Recommended: Andy Kershaw - No Off Switch


Mention the name Andy Kershaw and a couple of things will be said, I guarantee. Firstly, "he's the bloke who played all that jingle jangle guitar music back in the 1980's!" and secondly, "Oh him, didn't he just play unintelligable music from Africa and other places and after his show we had to endure that awful racket from John Peel!"

Well, those things are partly true and of course they do get spoken about in Andy Kershaw's Autobiography 'No Off Switch', but there is actually more to the man than just music as I discovered reading the book (it arrived on Monday and I finished it today - totally captivating).
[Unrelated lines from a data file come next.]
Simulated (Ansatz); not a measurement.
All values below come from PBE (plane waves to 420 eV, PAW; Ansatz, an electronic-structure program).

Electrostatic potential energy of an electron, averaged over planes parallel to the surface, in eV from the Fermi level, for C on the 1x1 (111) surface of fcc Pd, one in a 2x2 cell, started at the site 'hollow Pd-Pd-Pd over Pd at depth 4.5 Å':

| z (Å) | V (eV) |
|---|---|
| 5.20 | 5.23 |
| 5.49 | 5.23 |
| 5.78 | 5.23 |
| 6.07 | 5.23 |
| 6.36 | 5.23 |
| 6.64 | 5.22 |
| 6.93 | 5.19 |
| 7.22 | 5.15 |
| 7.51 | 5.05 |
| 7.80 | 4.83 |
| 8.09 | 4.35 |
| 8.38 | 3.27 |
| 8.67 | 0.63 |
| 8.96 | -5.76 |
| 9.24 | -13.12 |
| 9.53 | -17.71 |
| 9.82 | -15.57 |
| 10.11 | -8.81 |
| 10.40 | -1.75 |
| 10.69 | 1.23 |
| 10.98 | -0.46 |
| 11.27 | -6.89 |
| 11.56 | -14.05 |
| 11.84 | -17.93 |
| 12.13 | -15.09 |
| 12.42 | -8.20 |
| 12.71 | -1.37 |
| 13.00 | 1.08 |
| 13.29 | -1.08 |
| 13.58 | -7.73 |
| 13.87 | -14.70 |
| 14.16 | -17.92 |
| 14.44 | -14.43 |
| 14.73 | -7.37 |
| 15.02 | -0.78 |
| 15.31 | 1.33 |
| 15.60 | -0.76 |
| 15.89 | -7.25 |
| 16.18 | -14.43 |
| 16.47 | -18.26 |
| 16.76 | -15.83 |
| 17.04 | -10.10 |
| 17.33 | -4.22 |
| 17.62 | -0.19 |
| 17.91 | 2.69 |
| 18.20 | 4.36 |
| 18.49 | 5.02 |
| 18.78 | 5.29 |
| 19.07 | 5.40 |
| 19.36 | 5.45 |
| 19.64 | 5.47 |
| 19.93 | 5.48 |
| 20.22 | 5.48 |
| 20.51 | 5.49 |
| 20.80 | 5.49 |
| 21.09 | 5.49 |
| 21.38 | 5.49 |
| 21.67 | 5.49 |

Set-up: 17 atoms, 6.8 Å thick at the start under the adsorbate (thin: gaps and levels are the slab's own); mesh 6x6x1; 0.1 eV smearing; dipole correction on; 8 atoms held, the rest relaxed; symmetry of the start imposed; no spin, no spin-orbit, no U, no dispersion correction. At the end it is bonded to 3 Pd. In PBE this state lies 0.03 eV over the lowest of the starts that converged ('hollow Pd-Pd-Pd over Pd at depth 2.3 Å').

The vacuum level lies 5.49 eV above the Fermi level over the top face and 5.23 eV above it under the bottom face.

The first part of the book deals with Kershaw's time at Leeds University and then his time on Radio 1, The Whistle Test and doing Live Aid (which is such a funny tale...poor old John Hurt!). A lot of that stuff I probably knew about before reading but what I hadn't known was that Kershaw was so madly passionate about the music he played on his shows. He was nothing like the usual daytime jocks and whilst the BBC thought they were getting a "Rock DJ" Andy was able to bring to the world's attention music that spanned the globe.

I will forever be indebted to Andy Kershaw for introducing me to the music of Ted Hawkins and I love it how Andy tells the tale of Ted's first show at the 100 Club in Oxford Street.

It is actually the second part of the book that made me sit up and take notice because not being a person who listened to Radio 4 or Radio 3 I had no prior knowledge that Andy Kershaw had been a travelling man. The tales from Rwanda, North Korea and other parts of the world were incredible to read about. Kershaw's brutal honesty about the sometimes dicey situations he found himself in were often humourous but also quite thought provoking. His experience of being in Rwanda and discovering dead bodies and of the devastation caused by landmines is both shocking and insightful.

One of the things that really stood out in the book for me was the honesty of heart that Andy Kershaw displayed in this book. It would be so easy to write a book that left out all the "warts" but it would not have been an authentic book! When he made a mess of things in his life he comes out and says "I messed up".

The final two chapters of the book though I think actually make the book as good as it is. It is gut wrenching and heartbreaking to read of the difficulties that he went through dealing with not being able to see his kids, and though he doesn't say a lot about it, his time in prison I'm sure added weight to that situation. So it is with a huge sense of relief to the reader (and even bigger sense of relief to Andy Kershaw) that the book ends on a high note with Andy back in touch with his children (his boy living with him) and him back in the world of Radio 3 and broadcasting.

If you read only one Autobiography this year, make it this one. It's time well spent.